@Solea
I've gifted copies of Finnegans Wake... as a joke. I still keep a copy on my desk at work, so that, when unwary passersby ask me what it's about, I can tell them: "Just read a paragraph... any page," and then watch their increasingly puzzled faces with an adolescent prankster's sense of self-amusement.
Any Henry Miller fans on here? I've read most of Tropic of Capricorn and I've read Nexus, Plexus etc. and I think he was a very talented writer, his attitude towards women aside, I think he was very interested in creativity and art. Two things I am very interested in, as well.
"Man is the pie that bakes and eats himself, and the recipe is separation." - Alasdair Gray
@Draco_V_Ecliptic Sorry. I didn't get a notification about your post, for whatever reason. I wasn't just ignoring you.

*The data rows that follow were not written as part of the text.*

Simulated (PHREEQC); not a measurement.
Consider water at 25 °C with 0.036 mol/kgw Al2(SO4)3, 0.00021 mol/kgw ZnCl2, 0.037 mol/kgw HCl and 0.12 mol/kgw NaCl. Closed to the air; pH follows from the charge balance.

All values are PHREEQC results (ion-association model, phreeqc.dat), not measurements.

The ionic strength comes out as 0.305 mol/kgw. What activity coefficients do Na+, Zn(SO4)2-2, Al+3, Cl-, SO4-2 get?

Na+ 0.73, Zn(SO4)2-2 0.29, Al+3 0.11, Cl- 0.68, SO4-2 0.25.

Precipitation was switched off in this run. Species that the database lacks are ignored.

When it comes to Ulysses... it's another book you don't really 'read.' Not in the conventional way. While it's actually comprehensible (for the most part; that chapter that's pages and pages of two or three giant, run-on sentences without spacing or punctuation can go burn in a fire), it's so overwritten that it can't really be enjoyed in any conventional sense. Literature nerds often love it, of course, because it gives them the opportunity to show off their range of knowledge about the various allusions to mythology and modernist motifs that permeate the work, but I think it's an aggressively pretentious work of fiction that is basically only remarkable because of the obscenity trial that popped up around it.
IMO, the best work of fiction Joyce ever turned out was his short fiction collection Dubliners, which avoids pretentious literary experimentation in favor of clever writing that alludes to inner realizations and transformations that we never really see.
I don't know if this is the right forum to post this in, but I just thought it would be nice to announce that I am currently working on the first rough draft of my first screenplay called Family Ties!
Films are my biggest passion alongside writing my own stories, so have decided to put two and two together and am currently writing a deep drama/thriller which I am taking heavy inspiration off the vibes of films such as Good Time, The Departed and Blue Story.
I will post updates when available on this thread and will post up short sections of scenes.
@DonJorginho Sounds great! Best of luck with it, and would love to see some as / when you're prepared to post it (although remember that this is a public forum and so, if you're hoping to sell an original screenplay for production someday, be careful about how much you freely share).
"We want different things, Crosshair. That doesn't mean that we have to be enemies."
@Ralizah Yeah, I am a bit of a literature nerd I must confess so the deft craftsmanship of Ulysses impresses me. However, you say Dubliners is better, so, I'll give it a go.
I'm currently reading Hidden Faces by Dali, a literature nerd's best novel of the year (Literature nerd on Youtube). It's the only novel he wrote, based on what I've read, it's really good, artistic, just as much as you'd expect.
"Man is the pie that bakes and eats himself, and the recipe is separation." - Alasdair Gray
@Draco_V_Ecliptic If you haven't already, I'd recommend looking into Joseph Campbell and Henry Morton Robinson's interesting analysis of Finnegans Wake. It doesn't improve the novel as a piece of entertainment, but it does provide valuable insight into the mythic themes and symbolism employed throughout it.
I actually had no idea that Salvador Dali every wrote a novel! Thanks for the heads up. Probably haven't thought about the man since a low-res rip of Un Chien Andalou that I downloaded from Napster as a teenager introduced me to the world of surrealist cinema.
@Ralizah I just finished Hidden Faces (Dali's novel). Hope you enjoy it if you do pick it up. I especially liked the character of the Count de Grandsailles, detestable though he proved himself to be. Is Un Chien Andalou any good? I might watch it. I am just starting The Hobbit and Lord of the Rings series of books as I've never read them, and The Hero with a Thousand Faces by Campbell is also on my to-read list. Thanks for the Finnegans Wake recommendation.